A race this big deserves to be covered in two parts. With record-breaking temperatures predicted, I made the decision to not pursue a new marathon PR. There were so many people involved with this race urging runners to take this race slow that I couldn’t ignore it. So, my plan for the race was to have as much fun as possible and take tons of pictures. Of course, I wasn’t going to just walk the entire thing either. I desperately wanted to finish the race before they closed off the main finish area. Unlike the Disney races, there were no sweeper vans out to pull runners off course if they didn’t keep to the pacing requirements. However, they would re-open the streets at certain points and if you were behind, you’d have to finish the race running on the sidewalks. There was a separate finish area for the latest of arrivals.

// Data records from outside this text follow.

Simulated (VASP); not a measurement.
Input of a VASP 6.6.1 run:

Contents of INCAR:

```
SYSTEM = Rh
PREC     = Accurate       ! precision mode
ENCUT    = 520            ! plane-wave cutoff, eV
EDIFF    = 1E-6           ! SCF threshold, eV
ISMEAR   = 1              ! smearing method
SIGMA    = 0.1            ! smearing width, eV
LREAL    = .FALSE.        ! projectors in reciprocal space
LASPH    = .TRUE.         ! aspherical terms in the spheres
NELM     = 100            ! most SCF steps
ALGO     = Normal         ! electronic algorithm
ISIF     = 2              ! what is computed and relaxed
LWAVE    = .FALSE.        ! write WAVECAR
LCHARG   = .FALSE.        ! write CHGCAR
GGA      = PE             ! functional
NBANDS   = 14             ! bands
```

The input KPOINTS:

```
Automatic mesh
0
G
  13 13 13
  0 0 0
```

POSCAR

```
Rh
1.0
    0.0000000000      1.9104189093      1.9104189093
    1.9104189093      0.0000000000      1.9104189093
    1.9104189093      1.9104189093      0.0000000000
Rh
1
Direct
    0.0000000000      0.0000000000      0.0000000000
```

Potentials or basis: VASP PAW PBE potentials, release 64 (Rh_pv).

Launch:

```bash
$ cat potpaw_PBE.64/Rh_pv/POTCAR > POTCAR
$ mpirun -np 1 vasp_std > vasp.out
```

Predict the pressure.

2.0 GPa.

For me, race day began with waking up at 3am. All those runDisney races had prepared me well! I was out the door around 3:30am to head off to Santa Monica. Originally, I was scheduled to be on a bus at 5:30am. However, race organizers were able to move the start time up a half hour to accommodate the predicted hot temperatures. So, the 5:30am bus would not work well. I emailed someone with the LA Marathon organization and was told that I could show up whenever and catch an earlier bus. When I arrived, I had fun with parking. During race week, I purchased a parking pass for a parking lot down Ocean Blvd. When I got off the freeway, there was a lot of traffic turning left. I thought I’d be smart and go a different way. Not a good decision. Ocean Blvd. was blocked and I ended up parking in the same structure that I park in for my Santa Monica long runs.
Once parked, I headed off to the buses. The line to get on the bus was super long. However, everything ran efficiently.
Almost all of the buses said “LA Marathon” on the side. This bus said “Disneyland.” I had to grab a picture as I thought that might be a better option. However, I continued moving forward. It didn’t take long at all to get on board and we were off to Dodgers Stadium.
When we arrived, I noticed that the lights were on inside the stadium! Since I knew we’d get to use real restrooms, I made my way towards the stadium.
After using the restroom, I waited inside the stadium. These seats would cost a lot of money if I were there for a Dodgers game!
As you can see, not all the lights were on.
One thing I loved is that we could sit on real seats while we waited. It was so much better than waiting on the ground!
As the time for the start got closer, I walked around to get some pics inside the stadium.
The visiting team’s bullpen!
I’m not sure who got to eat in this restaurant, but it was much more crowded when I arrived.
Time to head off for the corrals. As you can see, 26,000 runners created a pretty crazy scene!
I was in the Open Corral. In this area, there were pacing signs out. Even though I wasn’t running for a spectacular time, the 13 minute per mile area sounded good to me.
So, I hopped in and waited for my turn to go.
We were treated to a pretty spectacular sunrise while we waited. As you can see, I had moved up a little bit.
Almost time to go!
Before I knew it, I was at the starting line! 26.2 miles to go!
Away we went! The course is the Stadium to the Sea. We were at the stadium. There is no stopping now.
Thank you Dodgers Stadium for hosting us at the start, but I have a long ways to go. Because it was so bunched at the start, I did a lot of walking to get out of the stadium. Once we got beyond the stadium, it was downhill all the way to Chinatown. So, I began my run/walk intervals as planned. 30 seconds run/1 minute walk. At the Expo, Bart Yasso suggested leaving the watch at home. However, I needed something to help me know when to walk and when to run. So, I decided to keep the distance covered off my watch to begin the race. I have no idea how long it took me to get the first mile done because I did not see a one mile marker.
Right about the time I started wondering when I’d see the 2 mile marker, it came up. Running through Chinatown was pretty fun. It was largely flat or downhill. So, not too challenging.
The street performers were so much fun to see!
The end of mile three brought us into downtown LA! I knew that somewhere in the next mile, I’d hit the biggest climb of the entire race. Before arriving at this point, I decided to walk up the hills on the route. The first little climb is where I actually made this decision. After all, I wasn’t running for time, but for fun. Bart Yasso talked of saving something for the end of the race.
Here we are at the base of the hill. I’m sorry that the picture is a little blurry. I was trying to capture the pictures on my walk breaks. So, some of them didn’t turn out so great.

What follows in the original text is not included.